Duplicate Question Retrieval and Confirmation Time Prediction in Software Communities

Community Question Answering (CQA) in different domains is growing at a large scale because of the availability of several platforms and huge shareable information among users. With the rapid growth of such online platforms, a massive amount of archived data makes it difficult for moderators to retrieve possible duplicates for a new question and identify and confirm existing question pairs as duplicates at the right time. This problem is even more critical in CQAs corresponding to large software systems like askubuntu where moderators need to be experts to comprehend something as a duplicate. Note that the prime challenge in such CQA platforms is that the moderators are themselves experts and are therefore usually extremely busy with their time being extraordinarily expensive. To facilitate the task of the moderators, in this work, we have tackled two significant issues for the askubuntu CQA platform: (1) retrieval of duplicate questions given a new question and (2) duplicate question confirmation time prediction. In the first task, we focus on retrieving duplicate questions from a question pool for a particular newly posted question. In the second task, we solve a regression problem to rank a pair of questions that could potentially take a long time to get confirmed as duplicates. For duplicate question retrieval, we propose a Siamese neural network based approach by exploiting both text and network-based features, which outperforms several state-of-the-art baseline techniques. Our method outperforms DupPredictor and DUPE by 5% and 7% respectively. For duplicate confirmation time prediction, we have used both the standard machine learning models and neural network along with the text and graph-based features. We obtain Spearman's rank correlation of 0.20 and 0.213 (statistically significant) for text and graph based features respectively.
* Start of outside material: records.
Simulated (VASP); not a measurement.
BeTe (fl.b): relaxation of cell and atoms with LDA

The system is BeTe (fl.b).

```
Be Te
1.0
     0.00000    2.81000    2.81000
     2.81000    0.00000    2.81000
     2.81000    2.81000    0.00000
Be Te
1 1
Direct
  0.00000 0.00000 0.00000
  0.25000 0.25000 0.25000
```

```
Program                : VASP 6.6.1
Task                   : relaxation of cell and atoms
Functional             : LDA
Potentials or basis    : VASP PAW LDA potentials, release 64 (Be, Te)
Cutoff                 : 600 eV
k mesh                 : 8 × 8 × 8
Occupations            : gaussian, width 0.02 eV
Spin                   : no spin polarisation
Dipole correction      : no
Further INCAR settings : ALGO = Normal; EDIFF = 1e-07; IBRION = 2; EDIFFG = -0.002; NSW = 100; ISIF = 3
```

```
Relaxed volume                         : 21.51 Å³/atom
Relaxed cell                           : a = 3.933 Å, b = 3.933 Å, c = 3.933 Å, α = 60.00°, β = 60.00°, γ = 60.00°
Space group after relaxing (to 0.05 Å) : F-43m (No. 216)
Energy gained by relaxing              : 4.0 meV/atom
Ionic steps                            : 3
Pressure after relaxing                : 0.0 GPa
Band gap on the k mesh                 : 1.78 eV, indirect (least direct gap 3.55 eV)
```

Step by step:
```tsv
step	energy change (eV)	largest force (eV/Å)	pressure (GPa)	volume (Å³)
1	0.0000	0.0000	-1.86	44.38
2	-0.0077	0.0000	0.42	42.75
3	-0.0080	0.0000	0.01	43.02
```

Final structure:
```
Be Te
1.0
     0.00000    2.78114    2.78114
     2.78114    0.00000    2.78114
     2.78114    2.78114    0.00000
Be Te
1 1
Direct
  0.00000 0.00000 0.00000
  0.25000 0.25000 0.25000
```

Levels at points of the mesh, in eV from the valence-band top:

翻译：不同领域中的社区问答（CQA）正因多平台的可及性及用户间海量可共享信息而大规模增长。随着此类在线平台的快速发展，大量存档数据使得版主难以在恰当时间检索新问题的潜在重复项，并识别及确认现有问题对是否为重复问题。在针对大型软件系统（如askubuntu）的CQA中，此问题尤为关键——此类平台上的版主需具备专业知识才能判断重复问题。值得注意的是，此类CQA平台的主要挑战在于版主自身即为专家，因此通常时间极为紧张且精力成本极其高昂。为辅助版主工作，本研究针对askubuntu CQA平台解决两个关键问题：（1）基于新问题检索重复问题；（2）预测重复问题确认时间。在第一个任务中，我们聚焦于从问题池中检索特定新发布问题的重复问题。在第二个任务中，我们通过回归问题排序可能需长时间才能被确认为重复的问题对。针对重复问题检索，我们提出基于孪生神经网络的方法，融合文本特征与网络特征，其性能优于多种现有基线技术。本方法分别以5%和7%的幅度超越DupPredictor与DUPE模型。针对重复确认时间预测，我们结合标准机器学习模型与神经网络，并综合文本特征与图特征。基于文本特征与图特征的斯皮尔曼秩相关系数分别达到0.20与0.213（统计显著）。